But the doctors said he had the highest score of anyone they had ever
seen on one of the tests.
“What was that?” I asked. “The maze,” said the doctor.
Since then, Quinn has written a book, “A Different Life,” about
growing up with learning disabilities (we now refer to them as learning
differences) and has launched a website called friendsofquinn.com for young adults with learning differences and their friends and families.
He is happily married and has a full and successful life.
I’m not sure I can totally attest to the fact that this is because of
walking the labyrinth that first day. But I can say this: Because I
told him about my experience with the pine and the oaks, he decided to
make a life using his problems to help others.
He has completely accepted who he is and his limitations and has a
sense of humor about himself and his issues. His motto for the site is
“own it.” And he has.
Does all this add up to a religious experience? Call it what you
will. All I know is that my life has become much richer by walking the
labyrinth.
Mine is modeled after the one at Chartres Cathedral. It is a 50-foot
concrete circle on a slope overlooking a river in the country southern
Maryland, surrounded by woods.
It has a path carved into it leading to the center, which is where I meditate.
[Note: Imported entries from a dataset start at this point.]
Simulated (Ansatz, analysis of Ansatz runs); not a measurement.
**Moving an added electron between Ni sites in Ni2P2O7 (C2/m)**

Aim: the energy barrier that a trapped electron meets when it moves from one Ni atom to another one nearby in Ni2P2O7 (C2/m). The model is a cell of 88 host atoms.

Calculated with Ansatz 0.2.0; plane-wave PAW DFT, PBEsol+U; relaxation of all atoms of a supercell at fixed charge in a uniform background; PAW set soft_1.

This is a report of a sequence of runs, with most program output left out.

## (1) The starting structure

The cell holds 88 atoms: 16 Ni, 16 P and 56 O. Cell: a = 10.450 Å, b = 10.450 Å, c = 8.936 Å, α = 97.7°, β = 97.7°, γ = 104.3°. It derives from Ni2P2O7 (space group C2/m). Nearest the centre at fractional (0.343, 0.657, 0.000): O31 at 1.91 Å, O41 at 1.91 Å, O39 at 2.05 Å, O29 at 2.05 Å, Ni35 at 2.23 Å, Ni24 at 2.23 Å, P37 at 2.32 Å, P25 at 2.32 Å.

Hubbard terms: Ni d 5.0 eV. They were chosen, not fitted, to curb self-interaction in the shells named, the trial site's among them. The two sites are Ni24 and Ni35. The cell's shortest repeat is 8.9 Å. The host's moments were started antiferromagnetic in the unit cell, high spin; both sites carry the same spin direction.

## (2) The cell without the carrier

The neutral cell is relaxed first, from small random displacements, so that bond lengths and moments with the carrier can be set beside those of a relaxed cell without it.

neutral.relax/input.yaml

I always begin my labyrinth walk by concentrating on something I need
to find an answer to. I walk slowly at first, really trying to lose
myself in my thoughts. The slowness is important because it gives me
time to focus on whatever the issue is.
Once I get to the center of the circle, I start meditating. Sometimes
I just stand and look out at the river. I might stay there for 10 or 15
minutes.
Other times I sit cross-legged for an hour or so. There are times,
too, where I lie down in a spread eagle position or in a corpse pose, or
chaturanga, and close my eyes.
I’ve stayed in those positions for hours at a time, completely losing myself to the experience
For me, achieving clarity is the most important benefit of walking
the labyrinth. It has happened so many times that I now expect it.
I can walk in the woods or on the beach for hours, thinking about a
problem and not be able to come up with a solution. Yet I can spend 15
or 20 minutes on the labyrinth and solve everything.